Latin Americans cheer Pope Francis

(Photo: Reuters / Enrique Marcarian)Roman Catholics celebrate the election of Argentine Cardinal Jorge Bergoglio as the new Pope, at the Metropolitan Cathedral in Buenos Aires, March 13, 2013. Pope Francis, the former Cardinal Jorge Bergoglio, delivered his first blessing to a huge crowd in St Peter's Square on Wednesday night, asking for the prayers of "all men and women of good will" to help him lead the Catholic Church.

Latin America is overjoyed to have its first pope.

He is also the first Pope Francis and Jesuit to lead the Roman Catholic Church. 

Latin America is home to 40 percent of the world's Catholics. So its no great surprise that 115 carninal electors finally took notice of the large size of Latin Catholics outside Europe.

Pope Francis I sets an example to the rich by rejecting the trappings of luxury in an era of shaky economic stability.

Many hope his outspokedness of economic excess in Argentine will spill over to the Vatican's Curia which has a reputation for being run by a closed group of insiders unwilling to work in a transparent manner.

Too many in Buenos Aires, he is known as simply as "Father Jorge." As Archbishop of Buenos Aires he rode on the subway and shunned a traditional mansion for a downtown apartment where he cooks for himself, in the country he was born in and spent most of his working life.

The former Cardinal Jorge Mario Bergoglio has a reputation for his focus on working for the poor.

"We are aware of Bergoglio's work in the Diocese of Buenos Aires and we recognize him as a person of particular sensitivity to social problems and for ecumenical dialogue," said Rev. Nilton Giese, general secretary of the Latin America Council of Churches.

The Catholic Church is not a member of the Latin American ecumenical body that has its headquarters in Quito, Ecuador, but it works closely with it.

"Although Bergoglio is described as a moderate conservative, the Jesuits have a reputation in the modern church for rigorous and independent thought, and under Pope John Paul II they were in deep disfavour for their sympathy with liberation theology in Latin America," wrote Andrew Brown a religous commentator in The Guardian.

Pope Francis is known for efforts to mend the reputation of a Catholic Church that shed many of its followers after it failed to sufficiently Argentina's 1976-83 dictatorship responsible for murdering its opponents.

But some of his critics may still take aim him and his church for not doing enough during that dark era of Argentina's history when death squads lurked.

Still, Latin Americans are rejoicing over the election of Pope Francis and the meaning of an new era of greater openness for the Vatican.

(Photo: montage shows Pope Francis I seen when he was Cardinal Jorge Mario Bergoglio, Archbishop of Buenos Aires, with a supporter's football jersey and riding on the subway in the Argentine capital.

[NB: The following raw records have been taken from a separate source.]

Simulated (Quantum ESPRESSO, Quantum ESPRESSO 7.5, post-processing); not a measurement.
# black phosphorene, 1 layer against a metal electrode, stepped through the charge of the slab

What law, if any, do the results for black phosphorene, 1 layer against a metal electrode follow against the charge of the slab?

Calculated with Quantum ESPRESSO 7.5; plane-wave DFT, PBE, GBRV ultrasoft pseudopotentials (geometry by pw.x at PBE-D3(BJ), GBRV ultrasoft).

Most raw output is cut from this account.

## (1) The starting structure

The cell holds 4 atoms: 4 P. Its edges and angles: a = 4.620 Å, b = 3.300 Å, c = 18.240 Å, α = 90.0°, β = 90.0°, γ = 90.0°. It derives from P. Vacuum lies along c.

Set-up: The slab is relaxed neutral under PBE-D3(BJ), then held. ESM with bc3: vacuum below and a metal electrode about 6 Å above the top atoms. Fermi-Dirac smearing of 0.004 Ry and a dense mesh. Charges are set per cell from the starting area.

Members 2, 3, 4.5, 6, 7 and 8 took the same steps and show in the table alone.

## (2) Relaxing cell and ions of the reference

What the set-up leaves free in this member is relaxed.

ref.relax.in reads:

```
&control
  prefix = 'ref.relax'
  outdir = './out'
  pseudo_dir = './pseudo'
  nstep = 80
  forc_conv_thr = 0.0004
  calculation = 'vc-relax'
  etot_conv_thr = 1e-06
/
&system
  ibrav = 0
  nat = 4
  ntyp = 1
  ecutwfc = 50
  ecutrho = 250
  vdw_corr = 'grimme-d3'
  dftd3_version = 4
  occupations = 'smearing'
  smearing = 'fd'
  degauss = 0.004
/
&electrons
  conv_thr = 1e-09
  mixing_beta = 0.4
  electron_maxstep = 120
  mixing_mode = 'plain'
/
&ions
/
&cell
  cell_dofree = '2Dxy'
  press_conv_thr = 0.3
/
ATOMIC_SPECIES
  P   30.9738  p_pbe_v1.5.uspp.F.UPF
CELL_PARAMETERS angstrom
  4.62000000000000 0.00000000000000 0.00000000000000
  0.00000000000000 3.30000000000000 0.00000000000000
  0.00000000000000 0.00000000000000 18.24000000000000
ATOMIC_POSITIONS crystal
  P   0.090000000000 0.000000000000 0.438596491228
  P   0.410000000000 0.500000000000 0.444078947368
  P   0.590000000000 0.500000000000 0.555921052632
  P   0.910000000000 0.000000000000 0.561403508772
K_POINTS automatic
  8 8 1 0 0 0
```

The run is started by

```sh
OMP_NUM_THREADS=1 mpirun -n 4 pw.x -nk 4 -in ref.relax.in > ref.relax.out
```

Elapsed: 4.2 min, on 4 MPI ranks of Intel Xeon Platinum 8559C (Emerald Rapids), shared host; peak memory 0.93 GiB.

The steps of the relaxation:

"We are also confident that his years of experience in the pastorate will help him to promote a new vision to those who suffer persecution and marginalization of any kind," Carlos Alfredo Duarte Voelker, president of the Evangelical Church of the River Plate (Argetine).

U.S. President Barack Obama also shared his joy after the new pontiff was elected noting, "as the first Pope from the Americas, his selection also speaks to the strength and vitality of a region that is increasingly shaping our world, and alongside millions of Hispanic Americans, those of us in the United States share the joy of this historic day."

While working to reinstill the political influence of the Church in society, Caridnal Bergoglio has strongly criticized Argentine's President Cristina Kirchner introduction of socially liberal measures, the church rejects, such as gay marriage and gay adoption to free contraceptives for all.

But he has no time for hypocrisy in the Catholic Church.

"In our ecclesiastical region there are priests who don't baptize the children of single mothers because they weren't conceived in the sanctity of marriage," Bergoglio told his priests, according the Irish Times newspaper.

"These are today's hypocrites. Those who clericalise the Church. Those who separate the people of God from salvation. And this poor girl who, rather than returning the child to sender, had the courage to carry it into the world, must wander from parish to parish so that it's baptized!"

Bergoglio's authorised biographer, Sergio Rubin got a rare interview with the cardinal for his book, The Jesuit.

"Is Bergoglio a progressive — a liberation theologist even? No. He's no third-world priest. Does he criticise the International Monetary Fund, and neoliberalism? Yes. Does he spend a great deal of time in the slums? Yes."